India’s entry to the 2010 oscars is a charming cinematic portrait of the father of Indian films, says Trisha Gupta
THAT CINEMA in India owes a great deal to one Dadasaheb Phalke, most of us are dimly aware. The Indian Government’s award for “lifetime contribution to cinema” is named after him. But very few people in Phalke’s film-mad country know more about the man. So when Marathi playwright and theatre director Paresh Mokashi read Bapu Vatave’s biography of Phalke in 2005, he decided it was a story waiting to be told. And since it was Phalke, it had to be told on screen, not on stage.
Harishchandrachi Factory tells how Phalke came to make his (and India’s) first feature film, Raja Harishchandra (1913), giving us a Phalke more charmingly eccentric than we could ever have imagined for ourselves. “But he had to have been that,” says Mokashi. “Imagine, as a Sanskrit pandit’s son in the 1890s, going off to the JJ School of Art, setting up a photo studio, or apprenticing with a German magician!”

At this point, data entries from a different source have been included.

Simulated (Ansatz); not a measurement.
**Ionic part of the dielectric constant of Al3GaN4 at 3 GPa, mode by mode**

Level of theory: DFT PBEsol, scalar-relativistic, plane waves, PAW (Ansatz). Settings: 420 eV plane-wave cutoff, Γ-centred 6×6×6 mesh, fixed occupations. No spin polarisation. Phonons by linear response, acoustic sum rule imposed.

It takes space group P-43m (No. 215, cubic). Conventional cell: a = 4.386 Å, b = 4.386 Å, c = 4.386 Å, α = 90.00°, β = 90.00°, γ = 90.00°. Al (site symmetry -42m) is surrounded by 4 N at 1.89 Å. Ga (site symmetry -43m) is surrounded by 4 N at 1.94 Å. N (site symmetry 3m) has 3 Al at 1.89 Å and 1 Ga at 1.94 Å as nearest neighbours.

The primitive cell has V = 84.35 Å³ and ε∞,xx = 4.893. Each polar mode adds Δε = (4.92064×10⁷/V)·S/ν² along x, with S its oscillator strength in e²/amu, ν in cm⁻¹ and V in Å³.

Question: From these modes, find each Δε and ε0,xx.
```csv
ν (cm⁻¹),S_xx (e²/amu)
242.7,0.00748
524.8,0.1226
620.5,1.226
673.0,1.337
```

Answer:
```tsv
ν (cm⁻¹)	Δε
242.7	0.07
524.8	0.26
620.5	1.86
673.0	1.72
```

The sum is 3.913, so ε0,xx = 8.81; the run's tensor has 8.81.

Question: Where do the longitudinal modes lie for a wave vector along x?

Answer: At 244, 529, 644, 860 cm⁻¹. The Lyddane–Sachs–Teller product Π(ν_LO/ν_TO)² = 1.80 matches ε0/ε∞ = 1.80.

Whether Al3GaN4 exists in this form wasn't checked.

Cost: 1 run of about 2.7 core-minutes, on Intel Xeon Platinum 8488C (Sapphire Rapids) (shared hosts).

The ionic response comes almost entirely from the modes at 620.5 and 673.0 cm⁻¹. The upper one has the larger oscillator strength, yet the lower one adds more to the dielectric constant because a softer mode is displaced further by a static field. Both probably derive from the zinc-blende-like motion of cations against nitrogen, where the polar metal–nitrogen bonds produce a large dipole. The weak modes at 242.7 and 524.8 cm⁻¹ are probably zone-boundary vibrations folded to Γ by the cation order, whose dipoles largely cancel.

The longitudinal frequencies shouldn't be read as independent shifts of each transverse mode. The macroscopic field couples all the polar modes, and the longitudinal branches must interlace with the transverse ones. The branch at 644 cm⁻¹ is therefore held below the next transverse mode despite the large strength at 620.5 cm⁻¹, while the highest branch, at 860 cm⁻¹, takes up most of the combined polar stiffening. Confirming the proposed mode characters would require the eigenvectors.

‘Imagine a Sanskrit pandit’s son in the 1890s apprenticing with a German magician,’ says Mokashi
The 40-year-old Mokashi, with a string of immensely successful plays behind him (Mukkam Post Bombilwadi  ran for 460 shows), is known for his vivid brand of sharp, situational comedy. “To treat a serious subject with humour is no joke,” he says, deadpan. So in his film serious things happen, but are handled with a lightness that evokes Chaplin and Jacques Tati, as well as Shankar Nag’s televisation of RK Narayan’s Malgudi Days. We laugh, but there’s a sense that we could cry instead. Our first glimpse of Phalke is in a black top hat, doing magic for a delighted bunch of kids – only to do a real-life disappearing trick as an irate debtor arrives. His return home to a grieving wife and neighbours creates foreboding – before we realise they’re mourning a cupboard he’s sold to fund his new obsession. Even his temporary blindness in 1912 is not allowed to remain tragic: as Phalke lies there with eyes bandaged, someone says with mock gravity, “Your eyes will get cured – what shall we do about your mind?”
Before the success of Harishchandrachi Factory – it’s won awards in Maharashtra, Tamil Nadu and Kerala, and is India’s entry for the Oscars – someone might have asked Mokashi that question. Starting as an actor with Pune’s Theatre Academy, he spent years adapting a Berlin-based realist children’s theatre movement called GRIPS to the Maharashtrian context. He then moved to Mumbai and struggled until 1999, when playwright Ramu Ramanathan and Sanjana Kapoor insisted he stage one of his plays at the Prithvi Festival. In 2005, having become a bankable theatre name, Mokashi decided to make a film. Suddenly, funding dried up.
“A Marathi film with no stars, no songs: I don’t blame them!” says Mokashi, who mortgaged his ancestral home to fund the film, Phalke-style. His cast and crew (all theatre people) swear by him. Disagreements happened – when he decided to use a still frame, or when he urged his actors to underplay scenes they saw as “dramatic” – but Mokashi stood firm. Vibhawari Deshpande, who plays Phalke’s wife Saraswati, describes Mokashi as “scientific, sensitive without being emotional, and totally sure of himself.” Sounds like Phalke.